And Lowe is listed at 20-1 odds for the Bob Cousy Award, which goes to the nation’s best point guard. He’s tied for seventh on that list, with Purdue’s Smith the clear favorite at -125 odds. UCLA’s Donovan Dent is next at 9-1 odds, and SEC rivals Ja’Kobi Gillespie (Tennessee) and Xaivian Lee (Florida) are just ahead of Lowe at 15-1 and 18-1 odds, respectively.
Auburn’s Tahaad Pettiford (30-1), Alabama’s Labaron Philon (35-1), Mississippi State’s Josh Hubbard (35-1) and Arkansas freshman Darius Acuff Jr. (40-1) are also among the top 16 point guards on the list, a sign that the SEC should not lack for exciting playmaking this season.
The Tisdale Award list is headlined by BYU’s Dybantsa (+450), KU’s Peterson (+500) and Duke’s Boozer (+600), with Tennessee’s Nate Ament (+800) and North Carolina’s Caleb Wilson (+900) coming after that. All five of those leading freshmen were major UK targets at one time.
Kentucky has two players on the Tisdale odds list: Malachi Moreno and Jasper Johnson, both at 80-1 and outside the top 20 of freshmen listed.
Other college basketball odds
Some other interesting notes from the major betting sites:
- Louisville head coach Pat Kelsey is heading into his second season, like Pope, and his program is also on an upward trajectory in the eyes of the oddsmakers. The Cardinals were listed as longer than 100-1 odds to win the 2025 national title at this time last year. For Kelsey’s second season, U of L is listed between 20-1 and 25-1 on every major betting site, often positioned within the top 10.

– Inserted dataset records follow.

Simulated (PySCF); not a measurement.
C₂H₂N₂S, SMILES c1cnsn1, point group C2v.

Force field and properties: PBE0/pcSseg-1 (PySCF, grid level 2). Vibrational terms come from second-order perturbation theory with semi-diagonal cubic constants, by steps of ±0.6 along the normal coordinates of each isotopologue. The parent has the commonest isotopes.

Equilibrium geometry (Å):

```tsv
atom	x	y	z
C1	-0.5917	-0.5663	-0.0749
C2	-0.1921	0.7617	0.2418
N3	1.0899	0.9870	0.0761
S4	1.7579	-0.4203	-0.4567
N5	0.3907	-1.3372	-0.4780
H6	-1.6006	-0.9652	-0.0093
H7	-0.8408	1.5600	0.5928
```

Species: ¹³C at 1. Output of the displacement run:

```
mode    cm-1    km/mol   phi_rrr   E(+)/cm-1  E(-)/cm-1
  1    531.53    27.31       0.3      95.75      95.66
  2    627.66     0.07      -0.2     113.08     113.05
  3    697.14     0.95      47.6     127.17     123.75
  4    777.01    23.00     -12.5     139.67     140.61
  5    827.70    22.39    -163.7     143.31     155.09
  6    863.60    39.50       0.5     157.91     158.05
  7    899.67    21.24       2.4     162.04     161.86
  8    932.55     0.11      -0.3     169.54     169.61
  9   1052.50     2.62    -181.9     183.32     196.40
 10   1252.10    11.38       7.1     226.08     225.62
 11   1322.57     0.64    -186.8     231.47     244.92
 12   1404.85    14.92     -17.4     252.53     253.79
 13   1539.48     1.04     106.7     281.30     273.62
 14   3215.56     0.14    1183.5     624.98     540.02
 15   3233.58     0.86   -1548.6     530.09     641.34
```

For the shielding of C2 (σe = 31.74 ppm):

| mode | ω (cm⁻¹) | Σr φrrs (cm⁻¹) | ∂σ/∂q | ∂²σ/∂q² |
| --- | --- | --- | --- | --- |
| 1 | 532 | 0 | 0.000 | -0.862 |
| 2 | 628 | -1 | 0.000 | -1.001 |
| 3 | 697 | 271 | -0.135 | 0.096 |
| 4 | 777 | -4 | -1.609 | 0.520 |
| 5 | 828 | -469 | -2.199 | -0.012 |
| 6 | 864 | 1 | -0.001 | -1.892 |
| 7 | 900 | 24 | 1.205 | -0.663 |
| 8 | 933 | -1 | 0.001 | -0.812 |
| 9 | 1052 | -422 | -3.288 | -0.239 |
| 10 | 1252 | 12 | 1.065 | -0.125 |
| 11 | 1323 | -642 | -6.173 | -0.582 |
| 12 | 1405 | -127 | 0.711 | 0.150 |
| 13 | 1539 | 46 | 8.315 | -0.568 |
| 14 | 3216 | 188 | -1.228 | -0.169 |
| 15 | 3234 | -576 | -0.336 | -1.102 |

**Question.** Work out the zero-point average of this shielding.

- Rick Pitino, the former coach of the Cats and the Cards, had his renaissance season ruined by longtime rival John Calipari — the Hogs upset 2-seeded St. John’s in the round of 32 in March — but appears well-positioned to make another run at a return to the Final Four this season. Caesars, ESPN and MGM all have 16-1 odds on St. John’s to win the NCAA title. Oh, and former UK player Bryce Hopkins — one of Pitino’s prized transfer additions this offseason — is heading into his final year of college basketball, with ESPN placing 22-1 odds on him to win the Wooden Award, seventh among players nationally on that list.
- ESPN also has odds to make the Final Four, a place Kentucky hasn’t been since 2015. The Cats are tied for fifth on ESPN’s national semifinal list, with Houston seen as the most likely Final Four participant (at +225 odds), followed by Purdue (+250), Duke (+350), UConn (+400) and the quartet of UK, Florida, Michigan and St. John’s at +425. Louisville is +550 there, tied for 11th on the list.
- Remember in April of last year, when Baylor’s Scott Drew was the clear first choice to replace John Calipari as Kentucky’s head coach? Drew stayed in Waco, where his Bears were viewed as one of the top preseason national title contenders before finishing with a 20-15 record and getting blown out by Duke in the second round of the NCAA Tournament. This season? Baylor is listed between 50-1 and 80-1 on the major betting sites, well down the list of title contenders.
- There are early odds for the NCAA women’s basketball national championship, too, and coach Kenny Brooks will roll into his second season at Kentucky with a Top 25-caliber team. But the Wildcats aren’t viewed as a squad with a realistic shot of winning their first national title. Every major sportsbook with early women’s odds has the Cats at 100-1, generally placing them in the 15-20 range nationally on those lists. SEC rival South Carolina and 2025 champ UConn are the consensus 1-2 teams and clear favorites to contend for the 2026 title. ESPN also has 13-1 odds on Kentucky to make its first Final Four in program history.